As you might have read in the site history, this site is in it's 3rd generation. The basic problem with maintaining a site is to make it look like one single site rather than a collection of random pages. This is very important for users since every site imposes some need for learning how to navigate around a site no matter how simple, elegant or seemingly intuitive a site is. Besides standardizing on interaction patterns, a right dose of links within the site is essential to give a sense of connectedness.
Technologically speaking, the first two avatars of my site represented different stages of evolution in website management. The first was a collection of static HTML files that used to frames to avoid duplication of repeating elements such as headers, footers, navigation etc etc. The second was largely around using a frame free design and some eye candy. At that point, I had little idea of scripting technologies used either on the server side or the client side, so I ended up writing php code that generated some javascript code. This still had the problem that if I needed to reskin the site, I had to edit all the pages. There was some overly complex XML configuration and a supporting PHP code to generate the navbar.
The need for a CMS became painfully obvious when I'm playing the part of a content producer. When I'm generating content; I really should not bother myself with the visual styling of the page. The presentational ascpect must be largely controlled outside of the content creation process. On the technical side of things, this idea resonates well with the idea of LSM. The separation of content from actual HTML also means that it becomes much more easier to have good HTML. If you are wondering what is "good" and want to know more about it, please refer to this excellent presentation. Then there is the problem of keeping sitemaps feed up to date.
I looked into random technologies (in mid 2007) like smarty, drupal, symfony, forrest, wordpress etc. etc. to solve various problems. I soon realized that even if I were to pull the best parts from each of those, I'd still not get what I want. Plus making them all work together would be complex since I was not familiar with any of those technologies. And lastly, I had been burnt enough with crictical security updates with coppermine. Software installs and updates on a shared hosting environment is nightmare. And lastly, I do care about performance. Though the chances of me getting slashdotted is pretty slim, I still care about how quickly the pages load for each visitor.
The first and the probably the most important realization I had is that ideally, a page that serves static content should be a static HTML. There is content creation, then a build process and then finally the generated files are dropped onto a webserver. The only piece of dynamic code used in generation of these pages is the little pieces of PHP that include the common elements like the navigational area and the footer. The navigational area itself is generated by using a magic file. It the probably the only violation of the dynamic rule.
I know for a fact that my primary editor is going to be vim. As much as I hate XML, I ended up choosing it as my CMS. It has some basic metadata and then a massive node for the actual content. It says nothing about either where the page will fit in the site or what the container shell looks like.
The piece of information that ties a piece of content to a url is stored outside that piece of content as a simple key value pair. This started off as XML but then I moved to YAML since it is so much more simpler. Keeping this piece of information separately lets me control which pages are currently active and which are not. Just knock off the key value pair and the page goes away.

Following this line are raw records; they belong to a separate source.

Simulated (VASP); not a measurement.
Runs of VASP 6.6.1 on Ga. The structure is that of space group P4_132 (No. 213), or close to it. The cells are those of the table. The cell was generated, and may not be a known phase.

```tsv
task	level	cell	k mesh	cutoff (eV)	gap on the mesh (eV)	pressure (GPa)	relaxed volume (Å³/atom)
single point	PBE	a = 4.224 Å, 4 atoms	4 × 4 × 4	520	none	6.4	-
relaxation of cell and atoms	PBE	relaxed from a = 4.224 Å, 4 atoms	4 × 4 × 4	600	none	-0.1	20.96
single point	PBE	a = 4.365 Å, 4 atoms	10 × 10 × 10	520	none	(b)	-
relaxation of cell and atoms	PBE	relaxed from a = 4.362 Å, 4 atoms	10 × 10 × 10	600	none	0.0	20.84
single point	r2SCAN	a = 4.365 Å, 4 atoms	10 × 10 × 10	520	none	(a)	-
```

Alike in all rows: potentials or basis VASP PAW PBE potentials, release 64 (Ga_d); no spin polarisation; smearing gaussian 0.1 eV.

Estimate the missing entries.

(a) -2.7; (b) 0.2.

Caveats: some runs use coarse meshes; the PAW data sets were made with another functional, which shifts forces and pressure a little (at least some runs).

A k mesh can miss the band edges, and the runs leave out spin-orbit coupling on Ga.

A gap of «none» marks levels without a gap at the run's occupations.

The actual stiching of the core page content into a HTML grid along with the right title and meta tags is done using XSLT. The generated file is a php file that is mostly HTML. The only pieces of php used are includes and a couple of function calls (which have no imput arguments). This file is filtered using a HTML validator: tidy. The steps are driven using a perl script.
This is probably the most complex piece involved. The navigation area is generated in PHP by examining a CSV file. This file and the sitemaps feed is generated by examining each content file referred to in the site management config file. A nice little trick for figuring out the last modified time of a file is to use SVN keyword substitution inside each of the content files. This also lets me show the last modified time on each page. This again is done in perl
The build process itself is done using good old makefiles. rsync is used for copying the generated payload to its destination. The rsyncing step is just another rule in the Makefile.